[omniORB] RE: Memory leak checkers compatible with omni

Caine, Ian ian.caine at eds.com
Tue Nov 16 09:30:58 GMT 2004


My personal experiences with Purify have largely been rather bad: it's very slow, you can't control what is instrumented and what isn't and (on HP-UX) I had endless problems with analysing any programs that linked with OpenGL - and rather poor support from Rational trying to get this problem resolved.

I much preferred Insure (from Parasoft) mostly because none of the above problems occur: you can control what libraries are instrumented, meaning that if you trust OmniOrb (for example), you don't have to analyse it. This also means it both instruments and runs much faster. The major drawback is that it costs very much more than Purify.

-----Original Message-----
From: omniorb-list-bounces at omniorb-support.com [mailto:omniorb-list-bounces at omniorb-support.com] On Behalf Of Jan Olderdissen
Sent: 15 November 2004 19:18
To: omniorb-list at omniorb-support.com
Cc: Fabrizio Oddone; John Wood
Subject: [omniORB] RE: Memory leak checkers compatible with omni


As a follow-up to my own post:

1. A number of list members suggested Purify. Purify works well with omniorb and certainly looks to be the most thorough and mature product of the bunch. It has one major drawback: It is the slowest of the products I tested - by far. A colleague ran Purify with his application. He gave up after the GUI for his app didn't come up after 48 hours of 100% CPU utilization. :-)

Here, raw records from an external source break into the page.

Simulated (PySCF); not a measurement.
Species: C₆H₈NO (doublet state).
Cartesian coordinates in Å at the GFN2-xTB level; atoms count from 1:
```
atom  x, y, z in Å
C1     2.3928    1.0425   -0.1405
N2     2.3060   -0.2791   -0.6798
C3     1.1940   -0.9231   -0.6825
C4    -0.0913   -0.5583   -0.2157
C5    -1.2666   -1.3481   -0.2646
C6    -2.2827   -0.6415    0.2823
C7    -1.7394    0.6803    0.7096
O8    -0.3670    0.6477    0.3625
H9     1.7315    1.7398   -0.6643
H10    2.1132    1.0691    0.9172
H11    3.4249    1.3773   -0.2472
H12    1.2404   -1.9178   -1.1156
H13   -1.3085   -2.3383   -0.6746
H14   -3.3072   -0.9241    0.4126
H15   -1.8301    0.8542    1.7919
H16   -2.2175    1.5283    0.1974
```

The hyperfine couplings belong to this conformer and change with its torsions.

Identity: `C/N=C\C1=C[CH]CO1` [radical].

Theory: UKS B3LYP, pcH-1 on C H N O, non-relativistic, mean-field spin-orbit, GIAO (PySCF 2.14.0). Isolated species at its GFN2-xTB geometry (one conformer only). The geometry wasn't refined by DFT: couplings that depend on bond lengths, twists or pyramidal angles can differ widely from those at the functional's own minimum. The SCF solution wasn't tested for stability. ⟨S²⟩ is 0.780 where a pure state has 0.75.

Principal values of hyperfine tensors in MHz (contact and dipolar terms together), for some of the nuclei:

2. The Memory Validator folks (softwareverify.com) were very courteous and helpful. Their tech support quickly jumped on the two bugs I reported. As of today, these issues have been resolved and I can recommend Memory Validator as a good balance between performance and strictness for use with omniorb.
 
Jan

-----Original Message-----
From: Jan Olderdissen 
Sent: Wednesday, November 03, 2004 11:52 AM
To: 'omniorb-list at omniorb-support.com'
Cc: John Wood; Fabrizio Oddone
Subject: Memory leak checkers compatible with omni

Hi,

I've been running two commercial memory leak checking tools against an application that makes heavy use of omniORB 4.0.3 on Win2k/XP. Sadly, I haven't had good luck with either of them. Results below. 

Has anyone had better experience with other products?

Jan


--------------
Test results:

1. Memory Validator 3.75 (softwareverify.com)

This product seems to get very confused by methods called free(). For example, uses of _CORBA_String_helper::free(_ptr) get flagged as a new/free mismatch even though _CORBA_String_helper::free() properly uses delete[] internally.

Probably for similar reasons I get a truckload of incorrectly flagged memory leaks when copying objects from classes generated with the IDL keyword 'exception'. All data members of the exception get flagged as leaked even through single-stepping clearly shows new/delete being called for each of the data areas the members point to. Also, causing a few thousand exceptions artificially does not grow the memory footprint of the process so I'm inclined to conclude these to be false positives.

Using filters to deal with the false positives was futile. Each additional unit test of our app I ran yielded dozens to hundreds more false positives despite filtering. Also, having to add too much filtering makes you wonder whether you're covering up actual leaks.

Incidentally, memory validator crashed once and hung once when working with filters.

I did discover that omniORB appears to require both 'orb->destroy()' and 'delete orb' to eliminate all allocated blocks. Using only 'delete orb' causes massive leaks while only using 'orb->destroy()' leaks the orb object itself but no sub-objects. This smells like a slight bit of non-conformance as H+V only show the use of 'orb->destroy()'.

2. Glowcode 5.1 (glowcode.com)

Glowcode does not appear to have Memory Validator's feature of actually tracking new/delete alloc/free pairs. Instead it appears to heuristically determine memory leaks by searching memory for pointers to possibly leaked blocks. If no pointers are found, the block is flagged. Unfortunately, that leaves me with over 1700 blocks remaining at the exit of the app even if the app didn't to anything, which pretty much defeats the purpose of this exercise. Note that Memory Validator does not flag any leaks in this basic test other than the intentional leak I threw in for validating the tools.

Summary:

Memory Validator's mechanism of tracking new/delete, alloc/free (and so on) pairs yields much cleaner results than Glowcode's heuristics. MVs inability to deal with class methods called free() makes it unusable for applications using OmniORB.